Vilasrao pleads ‘no knowledge’ on day one of deposition before Adarsh commission

He didn’t know Adarsh society claimed land was in its possession even before allotment

June 27, 2012 01:10 am | Updated November 17, 2021 01:00 am IST - MUMBAI:

The former Chief Minister of Maharashtra Vilasrao Deshmukh arriving to de[pse  before Adarsh commission, in Mumbai on Tuesday. Photo: Vivek Benre

The former Chief Minister of Maharashtra Vilasrao Deshmukh arriving to de[pse before Adarsh commission, in Mumbai on Tuesday. Photo: Vivek Benre

Pleading ignorance, the former Maharashtra Chief Minister, Vilasrao Deshmukh, on Tuesday told the Adarsh judicial commission that he didn’t know that the land on which the housing society was to come up here was in the possession of the local Army unit; nor did he know that the Adarsh Cooperative Housing Society had claimed it was already in possession of the land before the State government made the allotment.Mr. Deshmukh said he sought expeditious action on the Adarsh land allotment request letter after the former MLC, Kanhaiyalal Gidwani, approached him saying the matter had been pending for more than five months. Mr. Gidwani is one of the 14 accused who are now under CBI investigation.

(The origins of the Adarsh Housing Society scandal date to February 2000. Though the housing complex was meant for serving and retired defence personnel, for 10 years, top politicians, bureaucrats and military officers bent rules and committed acts of omission and commission, and had flats allotted to themselves in this premier property at artificially lowered prices.)

When he was shown letters, written by Mr. Gidwani, which brazenly stated the possession of the land was already with the society, Mr. Deshmukh said: “I didn’t read the statement made in this letter to the effect that the society was already in possession of the land in question.”

He said he either didn’t read the letters on which he remarked, in his handwriting, ‘expedite the process’, or that no one brought the anomalies to his notice. “I only read the subject,” he told the two-member commission on his first day of deposition before it.When Dipan Merchant, senior counsel for the Adarsh commission, asked Mr. Deshmukh “Why did you write ‘please expedite’?” Mr. Deshmukh said it was his practice to write “immediately” on such letters.
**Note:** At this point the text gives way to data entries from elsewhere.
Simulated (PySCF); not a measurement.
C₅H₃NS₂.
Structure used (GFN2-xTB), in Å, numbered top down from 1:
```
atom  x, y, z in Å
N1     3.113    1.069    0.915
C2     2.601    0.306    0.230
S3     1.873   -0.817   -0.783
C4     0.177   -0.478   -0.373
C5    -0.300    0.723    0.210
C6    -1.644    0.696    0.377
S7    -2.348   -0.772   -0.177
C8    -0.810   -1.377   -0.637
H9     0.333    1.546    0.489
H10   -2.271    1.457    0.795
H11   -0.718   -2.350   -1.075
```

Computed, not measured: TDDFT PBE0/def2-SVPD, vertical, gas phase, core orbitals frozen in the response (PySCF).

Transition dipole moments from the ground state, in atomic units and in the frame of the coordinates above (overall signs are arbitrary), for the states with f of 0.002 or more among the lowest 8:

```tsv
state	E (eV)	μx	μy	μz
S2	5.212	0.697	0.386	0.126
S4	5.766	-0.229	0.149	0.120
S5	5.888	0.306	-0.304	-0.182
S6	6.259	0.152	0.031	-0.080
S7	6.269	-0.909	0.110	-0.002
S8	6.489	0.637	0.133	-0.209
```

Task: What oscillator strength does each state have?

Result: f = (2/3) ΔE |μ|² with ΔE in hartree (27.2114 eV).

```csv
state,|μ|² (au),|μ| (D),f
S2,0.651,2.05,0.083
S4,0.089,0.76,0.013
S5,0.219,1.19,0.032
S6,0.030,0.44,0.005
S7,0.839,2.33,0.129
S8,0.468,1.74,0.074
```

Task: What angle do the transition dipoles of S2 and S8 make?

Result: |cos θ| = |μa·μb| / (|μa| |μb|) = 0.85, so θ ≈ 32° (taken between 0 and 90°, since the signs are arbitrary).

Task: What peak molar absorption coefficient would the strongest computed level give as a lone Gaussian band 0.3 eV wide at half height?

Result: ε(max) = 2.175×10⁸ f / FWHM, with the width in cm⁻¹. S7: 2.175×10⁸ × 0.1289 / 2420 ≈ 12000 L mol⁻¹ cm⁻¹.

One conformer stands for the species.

But this statement is in contrast to what a senior bureaucrat told the commission last year. Chandrashekhar Oak, then Under Secretary of the Revenue and Forest Department, in his deposition, said it wasn’t the usual practice of Mr. Deshmukh to mark any file ‘tatkal’ (immediate).

Mr. Deshmukh was also questioned regarding the width of Prakash Pethe Marg, adjacent to which lies the Adarsh society. He said he didn’t know that Maharashtra State Road Transport Corporation had protested to the reduction of the road width.

When the width was supposed to be 18.40 metres, how did it end up at 10.30 metres, the commission asked Mr. Deshmukh.

“During physical inspection in 2011, we found that the width of the road was 10.30 metres. What exactly happened? Does it mean that the situation on the ground was different from what was stated in the government notification?” asked commission member P. Subramanium.

Mr. Deshmukh said he wasn’t aware of it. His deposition will continue on Wednesday.

Mr. Deshmukh handled Urban Development Ministry during both his stints as Chief Minister (October 18, 1999-January 16, 2003 and November 1, 2004- December 4, 2008).